Forecasting 2024: 5 Key Predictions for Real World Assets in Crypto
- Exploring the Role of Real-World Assets in Cryptocurrency Markets in 2022 and 2023
- The Emergence of Tokenized Assets
- The Future of Tokenized Real-World Assets in 2024
- 1. Rise of Stablecoin Products
- 2. Expansion of Asset Tokenization
- 3. A Shift to the Buy-side
- 4. Regulatory Emphasis and Guidance
- 5. Increased Institutional Tokenization
Exploring the Role of Real-World Assets in Cryptocurrency Markets in 2022 and 2023
In the years 2022 and 2023, real-world assets (RWAs) emerged as a significant factor in the crypto markets. A shift in investor interest was noted towards offchain yields such as U.S. Treasurys, particularly in light of the depressed crypto-asset prices and increased global interest rates. Simultaneously, tokenization became increasingly popular among both crypto veterans and new market participants such as institutional money managers and regulators.

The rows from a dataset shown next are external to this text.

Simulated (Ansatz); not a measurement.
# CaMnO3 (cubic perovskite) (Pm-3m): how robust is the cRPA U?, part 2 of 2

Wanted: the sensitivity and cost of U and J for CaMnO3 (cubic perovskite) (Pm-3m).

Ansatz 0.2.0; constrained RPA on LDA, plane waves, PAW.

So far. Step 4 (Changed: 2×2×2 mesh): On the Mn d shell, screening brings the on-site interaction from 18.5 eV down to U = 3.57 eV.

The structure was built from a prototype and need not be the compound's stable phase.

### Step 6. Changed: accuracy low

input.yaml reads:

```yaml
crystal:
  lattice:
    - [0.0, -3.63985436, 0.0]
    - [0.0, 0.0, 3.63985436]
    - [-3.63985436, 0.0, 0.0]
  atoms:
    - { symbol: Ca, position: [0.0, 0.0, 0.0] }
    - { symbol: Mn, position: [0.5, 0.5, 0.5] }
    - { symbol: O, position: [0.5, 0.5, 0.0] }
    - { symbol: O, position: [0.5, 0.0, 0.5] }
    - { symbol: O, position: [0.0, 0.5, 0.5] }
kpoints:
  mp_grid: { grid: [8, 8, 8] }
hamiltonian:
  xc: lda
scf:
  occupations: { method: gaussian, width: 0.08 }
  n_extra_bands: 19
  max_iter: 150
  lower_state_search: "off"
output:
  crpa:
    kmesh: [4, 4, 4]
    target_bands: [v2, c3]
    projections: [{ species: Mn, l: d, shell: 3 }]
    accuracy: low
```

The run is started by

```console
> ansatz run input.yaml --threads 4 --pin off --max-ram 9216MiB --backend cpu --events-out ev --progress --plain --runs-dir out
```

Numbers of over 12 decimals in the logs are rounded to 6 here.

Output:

The Emergence of Tokenized Assets
The momentum in the tokenization sector does not hide the fact that this area is still in its early stages. Critical questions regarding regulation and the legal connection between tokens and their offchain counterparts remain unanswered. Questions are also being asked about the risks associated with the blockchain technology, such as smart contracts, and whether the current market offerings in tokenized markets are justified by buy-side demand.
The Future of Tokenized Real-World Assets in 2024
Let's explore the RWA.xyz's five predictions for the significant opportunities and challenges for RWA builders in 2024.
1. Rise of Stablecoin Products
With $115 billion in circulation by December 14, 2023, USDC and USDT, the leading issuers of USD pegged stablecoins, have set the pace for others. In 2024, it's expected that various teams will aim to replicate this success with differentiated offerings. These may include alternative forms of collateral for backing a stablecoin, additional incentives for users, and innovative compliance frameworks.
2. Expansion of Asset Tokenization
Asset tokenization opens up new investment opportunities by allowing fractional ownership and enhanced traceability. In 2024, it's anticipated that more alternative assets enabled by blockchain technology will enter the market. Areas of potential interest include intellectual property rights, carbon credits, and trade finance receivables.
3. A Shift to the Buy-side
The idea of connecting asset originators with capital sources via blockchain is no longer a unique selling point. In the future, platforms will likely focus more on fulfilling capital providers' needs rather than those of asset originators, following the success of models like that of BlockTower Credit.
4. Regulatory Emphasis and Guidance
With the rise of tokenized assets, global regulators have been prompted to provide clarity on governing the sector. It is expected that this trend will persist in 2024, with more comprehensive regulation following as tokenized asset markets continue to expand and diversify.
5. Increased Institutional Tokenization
With increasing interest from multinational financial institutions in blockchain technology, 2024 is projected to see the continuation of this trend. The potential for significant growth in digital bond issuance is high, motivated by a desire to keep pace with early adopters.